I’ve been casually following the saga of the Madison Cuddle House with interest over the last several months. For those of you not in the know, cuddle houses are things that have been cropping up here and there around the country where people can go and essentially rent time with a stranger for hugging, cuddling, and other non-sexual physical contact. This is something I strongly feel there should be more of in the world, but I’m also prone to rant about how under-served the female androsexual demographic is by the sex industry in general, and cuddle houses seem like a gateway to exploiting that demographic, so I’m probably heavily biased.
As far as I can tell, and I’d caution you to note my use of “casually” in the first sentence when evaluating how much credit to give what I say, the Madison project is/was being run by a hippy with more heart than sense, who’s entire approach came down to, “Hugs good, therefore it’ll all work out, man.” The city took one look at this, went, “Well, the only way that’s possibly going to work out is if this guy is the dullard front for an organized prostitution something something, so we must thwart it!” Which is exactly what your response should be if you credit humanity with sense and intelligence. I’ve spent enough time interacting with the Madison activist hippy scene that my gut suspicion is that the guy really is just that bright-eyed and naive. Apparently the city of Madison has more faith in the quality of humanity than I do. That’s okay – so does a broken pencil.
After weeks of delays for permitting, getting insurance, developing minorly important things like staff training and a business plan (!), etc, the Cuddle House opened. And as far as I can tell, shortly after, it closed, surprising precisely…well, I guess the people who were sure it was a front might be surprised.

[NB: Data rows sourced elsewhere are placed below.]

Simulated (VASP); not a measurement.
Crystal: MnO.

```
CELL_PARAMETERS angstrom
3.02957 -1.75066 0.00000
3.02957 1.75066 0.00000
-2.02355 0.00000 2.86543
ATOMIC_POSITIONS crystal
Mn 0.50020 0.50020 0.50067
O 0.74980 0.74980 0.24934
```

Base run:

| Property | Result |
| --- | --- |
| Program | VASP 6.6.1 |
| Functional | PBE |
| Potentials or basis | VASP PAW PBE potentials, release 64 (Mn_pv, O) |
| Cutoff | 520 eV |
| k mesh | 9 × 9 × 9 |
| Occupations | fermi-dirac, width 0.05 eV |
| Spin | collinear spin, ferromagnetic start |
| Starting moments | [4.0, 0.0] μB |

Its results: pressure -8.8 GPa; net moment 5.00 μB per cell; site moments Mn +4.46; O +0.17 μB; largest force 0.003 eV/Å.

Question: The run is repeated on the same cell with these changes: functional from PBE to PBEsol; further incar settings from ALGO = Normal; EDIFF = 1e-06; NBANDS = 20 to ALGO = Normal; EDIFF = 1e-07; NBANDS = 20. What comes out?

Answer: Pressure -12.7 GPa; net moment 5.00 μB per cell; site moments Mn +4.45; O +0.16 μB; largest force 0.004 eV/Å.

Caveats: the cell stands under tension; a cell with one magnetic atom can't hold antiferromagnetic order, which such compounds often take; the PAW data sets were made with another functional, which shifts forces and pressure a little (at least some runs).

At several points in the course of watching this story I thought about blogging it, just because it’s kinda funny, and captures Madison being Madison really well. But I never got around to blogging while things were timely, and so didn’t. And then this article came out, containing this quote:
“There’s no way that (sexual assault) will not happen,” assistant city attorney Jennifer Zilavy said. “No offense to men, but I don’t know any man who wants to just snuggle.”
As horrifically problematic and not okay as the first part of the quote is, I’m going to let it slide due to lack of context. It’s entirely possible that she was saying that in direct response to the poor or absent training of the Cuddle House staff, and therefore not operating on the assumption that it’s not possible to have a safe environment for this kind of behavior. (It is. There’s a long history of sex and swingers clubs managing to do it just fine) Let’s instead turn to the unambiguously unacceptable sexism contained in the second half the quote.
Uhm, excuse me Ms Zilavy, but how man men do you know? Because I’ve heard the, “Dating is hard because I want cuddles but girls hear that and assume/require sex,” from more than one of my guy friends. In one particular case I’d assumed the guy was using “cuddle” as a euphemism for sex for months, and didn’t figure it out until my punchline failed when I teased him for wanton catting around. (Want to have a hilarious conversation with a friend? That’s not how to do it)
Can we just all get something straight here? It’s easy: Women are just as capable of wanting sex for its own sake as men, and do. Men are just as capable of wanting the non-sexual elements of a relationship as women, and do. This is not shocking. It is not obscure, esoteric, or even subtle.
Want to know the most second most disappointing sexual encounter of my life to date? Tough, I’m going to tell you anyway: I wanted a warm body in bed and some cuddles. Send willing, eager, available man to bed for to get these things. He also wanted a warm body in bed and some cuddles. We both thought the other one expected sex. Neither of us was interested at that particular moment, but hey, whatever. This led to a great deal of awkward meh, and then the cuddles we were both after the whole time. I tell you this because it’s stupid statements like Ms Zilavy’s and the cultural memes they reinforce that caused this misunderstanding. We do not need more things in the world that lead to meh sex.
Also, we don’t need more reinforcement of the idea that men are supposed to be so stoic, macho, and emotionally disconnected that they can’t possible get behind touch-feely things like intimate relationships and cuddling. Though, really, it’s the meh sex that has me het up. I can’t help it, I have a pathological aversion to boredom.
I’m kinda hoping somebody with some business sense tries the cuddle house idea in Madison again, but I suspect this failed iteration has poisoned the well. More likely, I’m hoping Ms Zilavy meets some more guys, or bothers to have an actual conversation with the ones she knows because the lady is seriously missing a few clues.